HIGH POINT, N.C., July 14, 2016 – Dr. Cara Kozma, assistant professor of English at High Point University, was selected as a 2016-2017 Engaged Faculty Scholar by North Carolina Campus Compact.
During the upcoming school year, Kozma will lead a research project on campus-community engagement at HPU and serve as a consultant to another campus in the N.C. Campus Compact network on academic service learning.
“Faculty who have a track-record of successful service learning and community-based scholarship make great ambassadors for engaged teaching and learning,” says Leslie Garvin, executive director of North Carolina Campus Compact. “Our intent is to provide support for Dr. Kozma to further her own projects, while we leverage her expertise and enthusiasm to strengthen the network.”

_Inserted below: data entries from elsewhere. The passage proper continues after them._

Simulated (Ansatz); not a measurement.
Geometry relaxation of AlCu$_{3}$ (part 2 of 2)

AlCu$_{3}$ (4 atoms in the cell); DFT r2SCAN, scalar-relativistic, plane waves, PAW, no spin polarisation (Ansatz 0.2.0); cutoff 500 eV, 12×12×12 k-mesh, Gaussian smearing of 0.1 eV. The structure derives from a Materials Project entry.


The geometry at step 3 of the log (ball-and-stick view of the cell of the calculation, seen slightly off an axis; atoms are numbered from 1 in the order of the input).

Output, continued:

At HPU, Kozma teaches a variety of service learning courses that connect what students are learning in the classroom with meaningful service to local organizations. One of these is the Community Writing Center she co-directs with Dr. Charmaine Cadeau that engages local children in reading and writing projects. In the spring, Kozma’s students partnered with residents of High Point’s Washington Street neighborhood to produce stories about their lives, which were collected in a book published at the end of the semester. She also offers training and development for other faculty as assistant director of HPU’s service learning program.
As an Engaged Faculty Scholar, Kozma will research the impact of service learning on students from different socioeconomic backgrounds. Prior studies have shown that service learning classes often make students more tolerant and less prone to stereotyping, but little research has focused on how socioeconomic backgrounds affect the learning of individual students.
“I am honored to be selected as an Engaged Faculty Scholar,” says Kozma. “This opportunity allows me to pursue a research project that can improve the quality of service learning at HPU. If we can better understand how service learning affects students from different socioeconomic backgrounds, we can design service learning courses that will have the most impact for students on our campus.”
The Rev. Dr. Joe Blosser, Robert G. Culp Jr. director of service learning at HPU, says the experience Kozma has gained from being “on the ground floor” of HPU’s service learning program development will make her “a huge asset to campuses that are just beginning the work toward institutionalization of service learning.”
Dr. Bryan Vescio, professor and chair of HPU’s English department, says that in addition to her teaching, she has published numerous scholarly articles on the topic, has helped expand the number of service learning courses offered at HPU, and has developed procedures to ensure that the courses continue to have an impact on students and the community.
“The project Dr. Kozma has proposed will certainly help to improve the service learning experiences of students on our campus,” says Vescio. “It’s innovative because its focus is different than most existing research in this area. The results should help identify ways of enhancing the ‘learning’ part of service learning on our campus and at other institutions as well.”
North Carolina Campus Compact’s Engaged Faculty Scholars receive a stipend of $1,500, travel reimbursement for consultation visits to the partner institution, and a professional development budget. The scholar’s institution is encouraged to provide a match of cash, course release, or other resources and recognition. The scholars present their projects at the network’s annual PACE Conference and other venues.